In 1971, the Legislature established the Massachusetts Community Antenna Television Commission "to authorize. . . the installation of community antenna television systems in cities and towns of the [C]ommonwealth and to provide for the regulation thereof by such cities and towns and the [C]ommonwealth. . . ." In the years since the Legislature issued this grant of authority, what began as a service designed mainly to deliver off-the-air broadcast signals to rural and mountainous areas has become an $800 million industry in Massachusetts. While some households still rely on antenna reception, the principal alternative to cable television has been satellite television. In recent years, cable operators have altered service structures to compete more successfully not only with satellite providers, but with new technologies and new entrants to the marketplace, such as competitive overbuilders and municipally-owned companies. To this end, cable operators have begun a move toward offering bundled services, such as cable television, telephone, and cable modems. In recognition of the convergence of industries, the Legislature merged the Massachusetts Community Antenna Television Commission into the Department as the Cable Television Division ("Cable Division") in 1997.

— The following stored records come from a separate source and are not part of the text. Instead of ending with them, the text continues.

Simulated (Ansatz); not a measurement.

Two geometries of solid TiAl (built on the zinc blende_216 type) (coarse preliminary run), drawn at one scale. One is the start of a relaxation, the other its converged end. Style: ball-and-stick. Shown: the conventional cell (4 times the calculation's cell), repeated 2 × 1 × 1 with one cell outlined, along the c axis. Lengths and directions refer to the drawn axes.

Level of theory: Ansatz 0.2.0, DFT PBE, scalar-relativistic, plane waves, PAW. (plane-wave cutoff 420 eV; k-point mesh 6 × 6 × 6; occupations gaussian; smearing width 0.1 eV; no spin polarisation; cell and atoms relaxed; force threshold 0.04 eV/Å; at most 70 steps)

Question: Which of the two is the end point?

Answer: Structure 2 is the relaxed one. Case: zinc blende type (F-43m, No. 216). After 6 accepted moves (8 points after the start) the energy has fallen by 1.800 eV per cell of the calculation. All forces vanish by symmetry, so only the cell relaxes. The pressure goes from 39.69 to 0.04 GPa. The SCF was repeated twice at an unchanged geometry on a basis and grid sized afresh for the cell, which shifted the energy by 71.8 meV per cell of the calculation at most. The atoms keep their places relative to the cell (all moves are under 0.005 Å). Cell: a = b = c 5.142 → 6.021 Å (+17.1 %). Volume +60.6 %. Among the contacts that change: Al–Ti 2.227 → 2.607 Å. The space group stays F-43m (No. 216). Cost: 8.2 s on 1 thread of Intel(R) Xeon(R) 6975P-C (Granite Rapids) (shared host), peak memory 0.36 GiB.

Cable television continues to be regulated on the local, state, and federal level. Under its enabling legislation, G.L. c. 166A, and implementing regulations at 207 C.M.R. § 1.00 et seq., the Cable Division:
- Oversees cable television franchising by municipalities;
- Establishes basic service tier programming and equipment rates for communities have requested rate regulation and that are not subjected to effective competition; and
- Enforces consumer protection standards.
The Cable Division currently oversees cable television operators serving over two million cable subscribers in 308 of the Commonwealth's 351 cities and towns.